Life: It’s a job

Most people wouldn’t consider life to be a job.  Perhaps we should.  After all many of us derive from work both tangible and intangible benefits.  To imagine that life will provide the same returns without effort is as unrealistic as to suggest we survive on air.  It requires but a cursory comparison of life and work to recognize the similarities: routine “get up and at it”, frequent drudge, occasional high points, general identity and personal satisfaction, need for application and thought, corporate responsibility, etc.

Too often people expect something from life without having to work at it as though its production were inherently magical.  This is both illogical and sadly shallow.  The good news however is that one needn’t work too hard. Nonetheless the imposition on life of even the veneer of work is both its salvation and its undoing. As patently compelling as it is to promote prosecution and intelligence in the way one lives, it requires little persuasion to opt instead for a laissez-faire strategy.  Taradiddle abounds when it comes to avoiding work.

What, you might ask, is the “work” that one must do to live?  The starting point has to be that, as with compensable employment, life will provide bounty commensurate with what one does.  The corollary is that if you don’t work at it, you’ll be out of a job, which in this context means you’re living a hollow life.  Unfortunately for some, when it comes to living there is no Employment Insurance; you either have a job or you don’t.  As with any job, some people will reap greater rewards than others.  There is seldom any accommodation for disability or incapacity; it’s generally the same playing field for all and one must learn to negotiate the rough and tumble without indulgence in self-pity.  If one allows one’s so-called pre-existing condition to trump everything else, the plight is doomed.  Indeed it is axiomatic that where there is no will there is no way.

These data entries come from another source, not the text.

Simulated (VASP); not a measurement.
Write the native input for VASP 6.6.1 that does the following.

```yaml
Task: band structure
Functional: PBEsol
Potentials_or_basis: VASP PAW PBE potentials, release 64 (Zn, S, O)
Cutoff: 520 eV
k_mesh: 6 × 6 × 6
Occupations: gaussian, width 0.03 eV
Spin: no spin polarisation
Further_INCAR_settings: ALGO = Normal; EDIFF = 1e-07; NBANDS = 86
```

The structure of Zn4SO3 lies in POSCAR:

However as I say one needn’t work too hard.  Like it or not, not all of us is aligned with performance. Rather the intent is to adopt an intellectual approach to living so that we are not merely fish in the sea being swept about by the changing tides and currents.  As comfortable as abandonment may sound the truth is that we derive our sense of meaning from active participation and contribution.  Seeing life as a job, a tit for tat, rather than a chance lottery will ensure we maintain a governance of our well-being, a hand on the tiller.  Far better to direct our course than to feel buffeted by the same winds whence we had frivolously hoped to discover the dew of pearls.  Even the most modest commitment to the improvement of life is better than none at all.  As the circumstances of life change through age or fortune, the need to adjust and temper may also occur. This mustn’t however diminish the requirement to work at it.  The smallest progress will ultimately advance the goal.

The object of course is to live a rewarding life, recognition of one’s services, efforts, or achievements. Especially as one gets older, the need to be valued is heightened though no one should expect it for nothing.  You have to work at it.  It’s a job!